Sunday, December 16, 2012

"Prophets of Promise: Zephaniah"

Image Source


December 16, 2012
Third Sunday of Advent

Zephaniah 3:14-20
14Sing aloud, O daughter Zion;
shout, O Israel!
Rejoice and exult with all your heart,
O daughter Jerusalem!
15The LORD has taken away the judgments against you, he has turned away your enemies.

The king of Israel, the LORD, is in your midst;
you shall fear disaster no more.

16On that day it shall be said to Jerusalem:
Do not fear, O Zion;
do not let your hands grow weak.
17The LORD, your God, is in your midst,
a warrior who gives victory;
he will rejoice over you with gladness,
he will renew you in his love;
he will exult over you with loud singing
18as on a day of festival.

I will remove disaster from you,
so that you will not bear reproach for it.
19I will deal with all your oppressors at that time.
And I will save the lame
and gather the outcast,
and I will change their shame into praise
and renown in all the earth.
20At that time I will bring you home,
at the time when I gather you;
for I will make you renowned and praised
among all the peoples of the earth,
when I restore your fortunes
before your eyes, says the LORD.


Sermon:
“The king of Israel, the LORD, is in your midst;
you shall fear disaster no more.”

What an impossible statement.  It is outlandish to think that a life – or even a day – without some degree of fear is achievable.  But to think of fear being “no more”?  That seems impossible.  Especially today.  Disaster is all around us: in the tragic, senseless killing of twenty-six people in a Connecticut elementary school, twenty of them, children. 

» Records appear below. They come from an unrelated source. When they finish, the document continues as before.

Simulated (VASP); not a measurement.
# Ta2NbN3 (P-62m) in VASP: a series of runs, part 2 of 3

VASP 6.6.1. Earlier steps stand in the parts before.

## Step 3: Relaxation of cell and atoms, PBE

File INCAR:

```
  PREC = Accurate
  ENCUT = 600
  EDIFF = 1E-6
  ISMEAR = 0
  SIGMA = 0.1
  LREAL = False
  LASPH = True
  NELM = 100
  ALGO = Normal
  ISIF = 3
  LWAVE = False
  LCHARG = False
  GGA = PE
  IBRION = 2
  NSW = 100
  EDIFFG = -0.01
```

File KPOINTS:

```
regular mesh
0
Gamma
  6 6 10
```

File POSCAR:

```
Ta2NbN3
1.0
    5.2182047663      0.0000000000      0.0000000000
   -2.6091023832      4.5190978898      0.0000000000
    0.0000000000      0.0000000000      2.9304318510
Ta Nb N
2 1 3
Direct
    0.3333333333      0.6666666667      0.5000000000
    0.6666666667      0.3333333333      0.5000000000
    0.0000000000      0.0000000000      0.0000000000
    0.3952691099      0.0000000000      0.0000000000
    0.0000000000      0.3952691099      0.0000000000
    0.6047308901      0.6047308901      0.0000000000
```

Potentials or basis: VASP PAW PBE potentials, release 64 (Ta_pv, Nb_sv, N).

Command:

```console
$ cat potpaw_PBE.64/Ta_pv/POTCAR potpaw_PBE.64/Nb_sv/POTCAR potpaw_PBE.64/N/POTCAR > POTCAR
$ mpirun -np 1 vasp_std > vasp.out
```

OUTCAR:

If we were to share these words of scripture: “The LORD is in your midst; you shall fear disaster no more” with the parents and grandparents who will be without their children and grandchildren this Christmas and for all the Christmases to come, whose lives were shattered with the news that a place that should always be safe and good turned violent and terrible, it would sound callous, superficial, and deeply, deeply insensitive. 

In a word, quoting this scripture passage from Zephaniah at a time like this would sound cold.  Which is exactly how it would have sounded at the time the prophet Zephaniah first uttered these words.

You see, the lectionary takes us back in today’s prophetic reading, to the time of Jeremiah, back into the Babylonian exile, back into the occupation of the people of Israel, like the heartbreaking news taking our Christmas cheer back to the brink of despair. 

Zephaniah uttered these bold words of challenge and hope to a people broken in every way: broken by their own sinfulness and the sinfulness of the world, broken by loss of land, life and family, broken by loss of identity and even faith. 

When they were most certainly weeping at the constant violence they faced and crippled by the insecurity of a precarious life, where survival seemed impossible, Zephaniah told them to sing.  Sing! 

Why in the world would you sing when life is at its bleakest?  How would you find the voice to sing when you consume fear all day long and are completely consumed by it as the darkness of night falls?  When God seems to slumber or ignore the rampant injustice all around?  Why would you sing praise to the one who seems to have abandoned you, allowing the horrors of this world to have free reign?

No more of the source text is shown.